(5 years, 10 months ago)
Commons ChamberGiven the limited time that is available to me to summarise a debate that has covered a large number of amendments and new clauses, I shall confine my remarks principally to the issue that has been raised most frequently, which relates to new clause 26. The new clause requires the Government to lay before the House a report reviewing the effects of changes made by clauses 79 and 80 no later than 30 March 2019. While I should note that such a report will come too soon for the measures to have had a real effect, the Government of course remain committed to setting out the rationale for their policies as well as their impact, and in that spirit we will not oppose the new clause.

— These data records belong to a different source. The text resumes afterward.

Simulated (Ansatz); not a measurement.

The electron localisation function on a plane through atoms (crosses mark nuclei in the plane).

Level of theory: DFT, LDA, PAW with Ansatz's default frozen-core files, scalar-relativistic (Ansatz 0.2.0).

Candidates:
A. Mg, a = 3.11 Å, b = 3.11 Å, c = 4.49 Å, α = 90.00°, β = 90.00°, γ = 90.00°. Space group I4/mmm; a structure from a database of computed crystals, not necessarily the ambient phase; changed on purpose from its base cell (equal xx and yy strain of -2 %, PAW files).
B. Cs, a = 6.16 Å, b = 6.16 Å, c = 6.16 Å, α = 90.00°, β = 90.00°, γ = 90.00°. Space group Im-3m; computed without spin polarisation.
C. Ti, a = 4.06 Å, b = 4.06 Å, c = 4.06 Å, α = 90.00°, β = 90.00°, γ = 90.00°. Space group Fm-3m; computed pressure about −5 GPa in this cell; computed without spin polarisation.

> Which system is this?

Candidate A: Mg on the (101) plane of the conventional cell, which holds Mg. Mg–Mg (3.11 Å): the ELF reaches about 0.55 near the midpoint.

I do, however, echo many of the comments made by Members about what these schemes are truly about, which is gross aggressive tax avoidance. The way in which disguised remuneration typically works is that, instead of an employer’s paying an employee by way of a salary in the normal way, which attracts PAYE income tax and employees’ and employers national insurance, the payment is made as a loan. Typically, those so-called loans, which are not really loans at all—there is no intention of ever repaying them—are routed out via an offshore trust in a low or no-tax jurisdiction, and then routed back to the United Kingdom to be received by the end recipient. That is extremely unfair. It is unfair to our public services, because we have a duty as a Government to collect the tax that is due to fund them, and it is unfair to the vast majority of taxpayers who do the right thing, which is not to get involved in aggressive tax avoidance schemes in the first place and to pay their fair share of tax.
One issue that has been raised on a number of occasions is the question of whether HMRC’s loan charge arrangements are themselves retrospective. They are not retrospective because, critically—this is where I take issue with the right hon. Member for Kingston and Surbiton (Sir Edward Davey)—at the time when they were entered into they were defective. No matter how far we go back, the scheme typically—I have described the way it works—was defective. It did not work then, it does not work now and the tax is due.
These schemes have been taken through the courts on many occasions. A scheme used to the benefit of Rangers Football Club was taken to the Supreme Court—the highest court in the land—and was found to be defective.
I will not, simply because I have two minutes and 30 seconds left and I want to cover some of the other issues raised this evening.
However, as I have said, the Government will accept this new clause. It is absolutely right that, when HMRC deals with the public, it has a strict duty of care, a duty of proportionality and a duty to be as sympathetic as it can be relevant to the circumstances of those with whom it is dealing. In my dealings with HMRC, I have made those points forcefully clear. As the right hon. Gentleman will know, HMRC has recently come forward to say that those earning £50,000 or less—which is over twice the average national salary of somebody working in our country—will automatically be granted, without requirement for additional paperwork, a minimum of five years’ time to pay as an arrangement to settle their affairs. Of course for those who come forward before April there is effectively in most cases no penalty as such; they will simply be required to pay that tax which was due in the past—and it was always due in the past—plus the interest that is rightly applied.
I have less than a minute left and want to say a little about amendment 12, tabled by the hon. Member for Aberdeen North (Kirsty Blackman), on the national minimum wage lock. She will know that, because we have increased the personal allowance now to £12,500 for every year of the forecast period, there will be no necessity for that lock to be in place. She makes the point that there could be a projection beyond that point. That will be a matter for a future Government of course and it is not for this Parliament to bind its successors.
I conclude on the suggested entrepreneurs’ relief review and new clause 2, which the hon. Member for Oxford East (Anneliese Dodds) spoke to. We had a review that was published in December 2017, which reported on this particular matter, and it showed that a third of those using entrepreneurs’ relief went on to reinvest in new businesses and half of those who were aware of entrepreneurs’ relief said that it significantly influenced their decision to enter into an entrepreneurial activity. It is an important element of the business tax landscape and we will of course, as we do with all taxes, keep that relief under review.
In the six seconds I have left, I urge that the House accepts the Government new clauses and, with the exception of new clause 26, rejects the Opposition amendments.